Our first contribution is a neural architecture that allows for the extraction of infinitely many features from an object while allowing for tractable inference. This is achieved by using the `kernel trick', that is, we express the inner product in the infinite dimensional feature space as a kernel. The kernel can either be computed exactly for single layer feedforward networks, or approximated by an iterative algorithm for deep convolutional networks. The corresponding models are referred to as stretched deep networks (SDN). We show that when the amount of training data is limited, SDNs with random weights drastically outperform fully supervised CNNs with similar architectures.

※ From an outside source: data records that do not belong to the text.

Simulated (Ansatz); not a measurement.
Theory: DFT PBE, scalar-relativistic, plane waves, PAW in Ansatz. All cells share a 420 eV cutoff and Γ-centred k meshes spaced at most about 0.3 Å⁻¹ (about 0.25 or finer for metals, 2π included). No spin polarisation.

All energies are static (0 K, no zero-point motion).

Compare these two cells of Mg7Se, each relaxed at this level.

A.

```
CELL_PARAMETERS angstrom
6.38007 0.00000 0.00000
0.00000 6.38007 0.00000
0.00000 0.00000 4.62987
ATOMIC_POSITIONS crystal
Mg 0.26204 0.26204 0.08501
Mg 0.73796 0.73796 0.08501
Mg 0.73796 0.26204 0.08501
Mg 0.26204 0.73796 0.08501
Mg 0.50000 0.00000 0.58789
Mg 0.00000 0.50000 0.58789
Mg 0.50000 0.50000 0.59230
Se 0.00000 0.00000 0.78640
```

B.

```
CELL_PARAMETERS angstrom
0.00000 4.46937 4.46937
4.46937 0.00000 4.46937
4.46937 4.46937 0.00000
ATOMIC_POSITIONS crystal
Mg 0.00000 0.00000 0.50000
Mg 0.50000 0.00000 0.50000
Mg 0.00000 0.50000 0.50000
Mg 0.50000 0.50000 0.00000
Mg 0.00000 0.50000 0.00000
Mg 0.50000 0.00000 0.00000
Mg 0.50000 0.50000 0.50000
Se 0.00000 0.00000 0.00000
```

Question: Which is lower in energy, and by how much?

While SDNs perform reasonably well for classification with limited labeled data, they can not utilize unlabeled data which is often much easier to obtain. A common approach to utilize unlabeled data is to couple the classifier with an autoencoder (or its variants) thereby minimizing reconstruction error in addition to the classification error. We discuss the limitations of decoder based architectures and propose a model that allows for the utilization of unlabeled data without the need of a decoder. This is achieved by jointly modeling the distribution of data and latent features in a manner that explicitly assigns zero probability to unobserved data. The joint probability of the data and the latent features is maximized using a two-step EM-like procedure. Depending on the task, we allow the latent features to be one-hot or real-valued vectors and define a suitable prior on the features. For instance, one-hot features correspond to class labels and are directly used for the unsupervised and semi-supervised classification tasks. For real-valued features, we use hierarchical Bayesian models as priors over the latent features. Hence, the proposed model, which we refer to as discriminative encoder (or DisCoder), is flexible in the type of latent features that it can capture. The proposed model achieves state-of-the-art performance on several challenging datasets.
Having addressed the problem of utilizing unlabeled data for classification, we move to a domain where obtaining labels is a lot more expensive, that is, semantic segmentation of images. Explicitly labeling each pixel of an image with the object that the pixel belongs to, is an expensive operation, in terms of time as well as effort? Currently, only a few classes of images have been densely (pixel-level) labeled. Even among these classes, only a few images per class have pixel-level supervision. Models that rely on densely-labeled images, cannot utilize a much larger set of weakly annotated images available on the web. Moreover, these models cannot learn the segmentation masks for new classes, where there is no densely labeled data.
Hence, we propose a model for utilizing weakly-labeled data for semantic segmentation of images. This is achieved by generating fake labels for each image, while simultaneously forcing the output of the CNN to satisfy the mean-field constraints imposed by a conditional random field. We show that one can enforce the CRF constraints by forcing the distribution at each pixel to be close to the distribution of its neighbors. The proposed model is very fast to train and achieves state-of-the-art performance on the popular VOC-2012 dataset for the task of weakly supervised semantic segmentation of images.